You need to set networking.ingress.hostname:

  "networking": {
    "cni_network_enabled": true,
    "cni_network_name": "dcos",
    "cni_network_plugin_labels": "",
    "ingress": {
      "enabled": true,
      "hostname": "jupyter.redpine.com"
    }
  },

And then, assuming your Public Agent(s) (or Elastic Load Balancer that fronts your Public Agent(s)) have a DNS A (or CNAME) record for jupyter.redpine.com pointing to its IP(s), you should be able to access your Notebook at https://jupyter.redpine.com/jupyter

We also ignore this healthChecks stanza:

  "healthChecks": [
    {
      "portIndex": 0,
      "protocol": "MESOS_HTTP",
      "path": "/healthz",
      "gracePeriodSeconds": 30,
      "intervalSeconds": 20,
      "timeoutSeconds": 10,
      "maxConsecutiveFailures": 3
    }
  ],
redpine42 commented 5 years ago

I added the health checks and labels based upon the cni example you provided. Other than that the rest is what comes from the gui generated json. I'll try adding the networking section.

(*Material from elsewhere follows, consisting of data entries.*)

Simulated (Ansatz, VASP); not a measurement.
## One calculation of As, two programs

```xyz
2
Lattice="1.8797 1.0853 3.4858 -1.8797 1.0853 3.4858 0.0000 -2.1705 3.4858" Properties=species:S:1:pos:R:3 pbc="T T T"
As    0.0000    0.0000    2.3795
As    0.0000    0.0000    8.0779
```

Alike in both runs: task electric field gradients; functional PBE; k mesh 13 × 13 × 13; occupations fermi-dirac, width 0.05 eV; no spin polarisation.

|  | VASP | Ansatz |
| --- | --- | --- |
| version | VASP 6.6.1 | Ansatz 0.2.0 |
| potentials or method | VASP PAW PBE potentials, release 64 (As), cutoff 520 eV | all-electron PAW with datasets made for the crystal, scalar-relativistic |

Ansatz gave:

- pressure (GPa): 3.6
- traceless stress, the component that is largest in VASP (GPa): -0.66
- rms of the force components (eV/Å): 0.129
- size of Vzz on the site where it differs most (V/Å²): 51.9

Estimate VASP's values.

redpine42 commented 5 years ago

The networking section I did have the hostname set on a previous test with no luck.

Removed healthChecks, and labels. Added hostname still marathon-lb shows the backend down even though DC/OS shows jupyter up. Returns 503 when I hit https://jupyter.redpine.com. I did have all this working before. Only difference was I was using Traefik, which wasn't able to get to work in strict mode.

vishnu2kmohan commented 5 years ago

The schema for the options.json (Catalog Package Deployment UI) is not the same as the rendered Marathon App JSON.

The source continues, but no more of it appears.